AP Precalculus Unit 2 Notes: Understanding Exponentials Through Patterns, Graphs, and Models

Arithmetic and Geometric Sequences

What a sequence is (and why Unit 2 starts here)

A sequence is an ordered list of numbers—called terms—that follow a rule. In precalculus, sequences matter because they are a “discrete” way to describe patterns of change. Exponential functions are “continuous,” but they often come from the same underlying idea as geometric sequences: repeated multiplication by a constant factor.

When you learn to recognize whether a pattern adds the same amount each step (arithmetic) or multiplies by the same factor each step (geometric), you’re training the exact skill you’ll need to choose and justify an exponential model later.

Arithmetic sequences: constant difference

An arithmetic sequence changes by adding (or subtracting) the same number each step. That constant is the common difference.

If the first term is a_1 and the common difference is d, then each term is:

a_{n} = a_1 + (n-1)d

Why it matters: Arithmetic sequences are the discrete version of linear behavior. If data increases by about the same amount each time period, a linear model is often more appropriate than an exponential one.

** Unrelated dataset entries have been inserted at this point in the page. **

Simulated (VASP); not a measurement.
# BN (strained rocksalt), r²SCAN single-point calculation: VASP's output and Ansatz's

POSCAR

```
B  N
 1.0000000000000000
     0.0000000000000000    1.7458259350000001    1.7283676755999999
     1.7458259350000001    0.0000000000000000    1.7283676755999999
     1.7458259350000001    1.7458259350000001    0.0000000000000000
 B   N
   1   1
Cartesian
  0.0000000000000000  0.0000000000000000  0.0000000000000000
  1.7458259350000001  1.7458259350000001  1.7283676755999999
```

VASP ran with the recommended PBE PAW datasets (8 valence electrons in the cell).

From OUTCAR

How it works: You check consecutive differences:

  • Compute a_2-a_1, a_3-a_2, a_4-a_3, etc.
  • If they’re (approximately) the same, the pattern is arithmetic.
Example 1: Identify and write an explicit formula

Sequence: 5, 9, 13, 17, ...

The differences are:

  • 9-5 = 4
  • 13-9 = 4
  • 17-13 = 4

So d = 4 and a_1 = 5. The explicit formula is:

a_n = 5 + (n-1)4

You can simplify, but keeping it in this form reduces mistakes.

Geometric sequences: constant ratio

A geometric sequence changes by multiplying by the same number each step. That constant is the common ratio.

If the first term is a_1 and the common ratio is r, then:

a_{n} = a_1 r^{n-1}

Why it matters: This is the discrete version of exponential behavior. If a quantity grows by a constant percent each time period, it forms (approximately) a geometric sequence.

How it works: You check consecutive ratios:

  • Compute \frac{a_2}{a_1}, \frac{a_3}{a_2}, \frac{a_4}{a_3}, etc.
  • If they’re (approximately) the same, the pattern is geometric.
Example 2: Identify and write an explicit formula

Sequence: 3, 6, 12, 24, ...

Ratios:

  • \frac{6}{3} = 2
  • \frac{12}{6} = 2
  • \frac{24}{12} = 2

So r = 2 and a_1 = 3. The explicit formula is:

a_n = 3 \cdot 2^{n-1}

Arithmetic vs. geometric (how to tell quickly)

A reliable way to decide is to ask: “Is the change additive or multiplicative?”

FeatureArithmeticGeometric
PatternAdd/subtract a constantMultiply by a constant
CheckConstant differenceConstant ratio
Formulaa_n = a_1 + (n-1)da_n = a_1 r^{n-1}
Related function typeLinearExponential

A common misconception is thinking “if it increases fast, it must be exponential.” Speed alone doesn’t decide it; the type of change does. For example, adding 100 each step can look “fast,” but it’s still arithmetic.

Exam Focus

  • Typical question patterns:
    • Given a list or table, decide whether it’s arithmetic or geometric and write an explicit formula.
    • Find a missing term using a common difference or common ratio.
    • Connect a geometric sequence to an exponential function form.
  • Common mistakes:
    • Using differences when you should use ratios (or vice versa). If the data involves percent change, ratios are usually the right tool.
    • Mixing up indexing: writing a_n = a_1 r^n instead of a_1 r^{n-1}.
    • Computing ratios when terms can be zero or change sign without checking whether the ratio is consistent.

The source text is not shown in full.